Roddy Frame is 35 and he has become very good at smoking indeed. Throughout our interview
at Warners HQ, he packs away the Silk Cut 100's ("guess that's because you smoke a hundred
a day") with nonchalant ease, as automatically as breathing. Apart from this, he's almost
unnaturally laid back. Nothing seems to worry him unduly. He takes his time to consider
before answering, and frequently looks off around the room toward a promo poster of Cher,
or one of Alanis Morissette, or into a corner with a slow, private smile. I don't think
he's on drugs: he's just relaxed.
But then, it's not been that hard a struggle for Roddy. He was an infant prodigy, the
Mozart of his day, and in his early twenties was being compared, for songwriting skill,
to the mature Elvis Costello. He was signed to Warners at the age of 18, and behind the
name of Aztec Camera turned out a string of albums from which you will remember hits like
the irritatingly catchy "Oblivious" or "Somewhere In My Heart".
Surprisingly, Warners let him go a couple of years back, and a frisson of turbulence
followed; he signed to tiny label, Independiente, and released a lovely album, The
North Star, under his own name, but Independiente managed conspicuously little
promotion. Now, he says, smiling, "I'm finished with Independiente." The chemistry had
gone, and the signings have, too. Roddy's adrift, but he doesn't seem phased.
The reason we're speaking is that Warners Esp are releasing an Aztec Camera Best
Of, taking in everything from very early days (the aching "We Could Send Letters")
through mid-period (the bittersweet "Crying Scene", the Clash-style "Good Morning
Britain") to lost gems like the exotic "Spanish Horses" and a galvanic "Reason for
Living". It's not a bad canon, and might entitle anyone to rest on their laurels a bit.

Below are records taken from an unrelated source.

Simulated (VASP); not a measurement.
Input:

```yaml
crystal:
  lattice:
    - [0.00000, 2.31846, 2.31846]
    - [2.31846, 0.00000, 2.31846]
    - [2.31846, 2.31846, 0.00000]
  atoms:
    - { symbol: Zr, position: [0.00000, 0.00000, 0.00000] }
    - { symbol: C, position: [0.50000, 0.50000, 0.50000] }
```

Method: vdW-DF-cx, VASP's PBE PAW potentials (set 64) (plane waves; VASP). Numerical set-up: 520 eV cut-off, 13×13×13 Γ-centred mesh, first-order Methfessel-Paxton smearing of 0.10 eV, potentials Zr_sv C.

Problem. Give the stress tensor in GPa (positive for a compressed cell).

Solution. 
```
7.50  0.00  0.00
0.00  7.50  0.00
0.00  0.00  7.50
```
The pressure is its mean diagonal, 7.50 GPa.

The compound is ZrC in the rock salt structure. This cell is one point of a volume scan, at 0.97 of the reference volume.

On the other hand, most of it was recorded when Frame was a relative baby. Is the Best
Of a holding device?
Roddy lights a Silk Cut. "Yeah, because at the moment, I'm just going back to writing
songs again, but as usual, I don't have a grand plan. People always bang on about the craft
of the songwriter, don't they? But what I feel is, it should be a playful thing." He looks
into a corner. "It's a... vague thing to be doing. Is it a proper job?"
You tell me. Apparently you once wanted to be a postman. "Ah, that was when I was
taking my stuff round to record shops. No, I've never had a proper job. Isn't it a
tragedy?"
Frame was born in East Kilbride, moving to London at 18, "so for me, London is home."
He's not from a musical family though. "My father was a great singer He liked Mario Lanza.
On New Year's Eve, everyone would get up and sing, and he'd sing 'Dark Lochnagar'. A big
voice, a massive voice." Preternaturally able with instruments, Frame asked a department
store Santa for an electric guitar and an amp when he was four, and became obsessed with
Bowie soon after. "My whole interest was the ballads | people miss out on the beauty of
those, things like 'The Bewlay Brothers' and 'Quicksand'. I'd lie on my mum's bed when I
was nine with the lights out, listening to Hunky Dory. It was another world."
At about 12, he got a stint in an East Kilbride social club with "a bloke about my dad's
age who'd played double-bass with Lonnie Donegan. His name was Billy Bain, and he had this
big, fat jazz guitar with a Wes Montgomery sound. Fantastic thing for him to do, take the
time for a kid like me."
Partly due to all this, Frame was in a band by the age of 13, the punkish Neutral Blue.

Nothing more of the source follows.